That change in national strategy encouraged the Army to double down on conventional, large-unit armored operations. The Marine Corps went the other way by ditching its tanks to focus on a strategy of employing portable missiles to challenge Chinese ships and aircraft in the western Pacific. Both decisions can claim some degree of vindication from events in Ukraine.. . . Open-source reporting indicates that the Russians have lost more than 1,600 vehicles and equipment, including nearly 300 tanks and more than 500 armored vehicles of other kinds. . . . The combination of TB2 drones and Israeli-made loitering munitions proved highly potent for Azerbaijan in its victorious war against Armenia in 2020. As I previously reported, 47 percent of Armenia’s combat vehicles were damaged or destroyed. . . . former British army officer Nicholas Drummond wrote: “Russia’s disastrous tactics have been a terrible advertisement for tanks. But we should be careful to avoid drawing the wrong conclusions. No artillery support. No infantry support. No air support. This is not how combined arms tactics work in an era of multi-domain operations.” If the Russian tanks were better supported by infantry, artillery and airpower, the argument goes, they would not be so vulnerable to the hit-and-run tactics of Ukrainian infantry armed with antitank weapons. . . . The question, then, is not whether armies should have tanks in the future but what they should look like. The U.S. Army is spending $4.62 billion upgrading its M1A2 Abrams tanks with the Israeli-developed Trophy active-protection system to defend against drones, electronic warfare devices to counter roadside bombs, and ballistic armor upgrades. But is there a point at which these 40-year-old, 80-ton behemoths become too costly and unwieldy? The Army is spreading its bets around by developing a light tank, along with unmanned ground vehicles.

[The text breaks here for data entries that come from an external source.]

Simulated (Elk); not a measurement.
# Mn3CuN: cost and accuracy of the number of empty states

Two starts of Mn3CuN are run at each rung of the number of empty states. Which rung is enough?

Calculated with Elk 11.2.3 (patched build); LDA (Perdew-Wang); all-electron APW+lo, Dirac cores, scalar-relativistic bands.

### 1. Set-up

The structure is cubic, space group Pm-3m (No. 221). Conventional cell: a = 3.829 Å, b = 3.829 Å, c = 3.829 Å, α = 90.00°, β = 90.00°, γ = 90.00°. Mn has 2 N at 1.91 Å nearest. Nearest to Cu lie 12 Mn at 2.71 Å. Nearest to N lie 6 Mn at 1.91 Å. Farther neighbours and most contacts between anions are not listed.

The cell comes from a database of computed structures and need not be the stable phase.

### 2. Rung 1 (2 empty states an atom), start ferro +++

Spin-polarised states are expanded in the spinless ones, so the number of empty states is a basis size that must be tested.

Some visionaries suggest that the eventual M1 replacement shouldn’t be a new tank at all, Breaking Defense writes, but a wolf pack of manned and unmanned vehicles working together: “Instead of having gun, sensors, and crew all on one vehicle, you could put, say, your long-range sensors on a drone, your decoys on another (expendable) drone, your main gun on a ground robot, and your human controller in a small, well-armored command vehicle hidden some distance away.”